Staff Editorial
The United States is home to only about 5 percent of the world’s population, but holds almost a quarter of the world’s prison population.
An easier way to analyze the numbers is by breaking down prison population per 100,000. The U.S. has the highest rate in the world, at 655 per 100,000. Brazil is next, with 324 per 100,000. China’s prisoners make up just over one percent of their more than 1 billion strong population with 118 per 100,000. The closest NATO-founding nation is the United Kingdom, with 139 per 100,000.
So why is the U.S. different?
The “tough on crime” policies became increasingly popular in the 1980s after higher global and national crime rates in the 60s and 70s. The U.S. criminal justice system itself is politicized from the top all the way down to local sheriffs, prosecutors and legislators, who noticed the being harsher on crime brought them more votes. Intertwining political and monetary motivation with the lives of millions of Americans is a costly mistake, even as crime rates are declining steadily.

Another possible explanation regards a lack of development of social services in this country. In similarly developed countries, there is nationalized care for issues such as mental health, domestic and substance abuse, homelessness and disenfranchised youth. Instead, non-institutionalized care is severely underfunded and largely up to individual communities and some states to help. The areas most susceptible to crime and being incarcerated tend to be the poorest, so they are already stretched thin for resources.
Those who need the most help are least likely to receive it in our current system. In these areas, there is sometimes not a safety net between day-to-day life and being institutionalized. When people are not given the opportunity to lead a stable life, they will often turn to other, sometimes criminal, means.
Each year, an estimated $182 billion is spent yearly on mass incarceration, with $80 billion spent on the public corrections facilities, $63 billion on policing and $29 billion on criminal law fees, according to the Prison Policy Initiative, a non-profit research group that aims to expose the flaws of mass incarceration and lead to advocacy.
Almost half of the $182 billion spent on running the correctional system goes to paying staff and another at least $15 billion to food and healthcare. Dividing the budget among prisoners, including salaries and interest payments — prisons aren’t cheap to open or to keep running — we are left spending $83,000 per prisoner each year.
For comparison, the national budget allows for a $1,200 per K-12 student in a school year and was cut by 14 percent, or $9 billion last year. In the 2018 federal budge, a discretionary budget of $68 billion was set for the Department of Education, which helps set policy and standard for the almost 57 million students enrolled in K-12 school in fall 2018. The education system is largely decentralized and states fund many of their own education programs as well as set some guidelines, so an average of $13,000 was spent on each student, only about a seventh of what we spend on the incarcerated.
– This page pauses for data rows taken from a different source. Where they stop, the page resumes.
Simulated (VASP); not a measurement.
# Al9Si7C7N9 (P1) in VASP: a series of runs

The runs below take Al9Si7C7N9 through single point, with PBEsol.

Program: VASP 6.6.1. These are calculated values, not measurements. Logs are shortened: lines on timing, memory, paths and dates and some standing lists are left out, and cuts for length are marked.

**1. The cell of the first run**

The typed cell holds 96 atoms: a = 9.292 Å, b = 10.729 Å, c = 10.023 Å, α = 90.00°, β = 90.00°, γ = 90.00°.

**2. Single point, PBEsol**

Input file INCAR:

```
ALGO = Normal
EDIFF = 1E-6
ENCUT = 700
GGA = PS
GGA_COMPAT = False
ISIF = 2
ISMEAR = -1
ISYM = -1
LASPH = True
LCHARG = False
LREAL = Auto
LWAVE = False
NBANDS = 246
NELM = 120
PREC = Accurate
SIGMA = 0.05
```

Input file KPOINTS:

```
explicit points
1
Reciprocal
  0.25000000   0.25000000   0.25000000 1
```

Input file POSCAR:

One of the biggest flaws in the system is the lack not only of second chances, but first chances. Without enough resources trickling down to the bottom, how are these people ever going to be able to break the cycle?
Low income areas are frequently overrepresented with minorities and these minorities are also overrepresented in our prison system. African-Americans make up 12 percent of the U.S. population, but over a third of the prison population. Whites, on the other hand, make up about two-thirds of the general population and only 30 percent of the prison population. The gap is getting smaller, with Pew Research analysis showing a decrease in African- Americans behind bars happening at a rate faster than whites. Many link this connection to higher policing in rural, predominantly white areas, as well as the opioid epidemic, which has hit the white population the hardest.
Whether due to political ambitions, crime control, lack of resources, or a combination of all, we have made a decision to spend our resources on incarceration rather than prevention, rehabilitation and education. The only way to work toward a solution is to make changes, decriminalize being disadvantaged and give people their right to a chance to live free.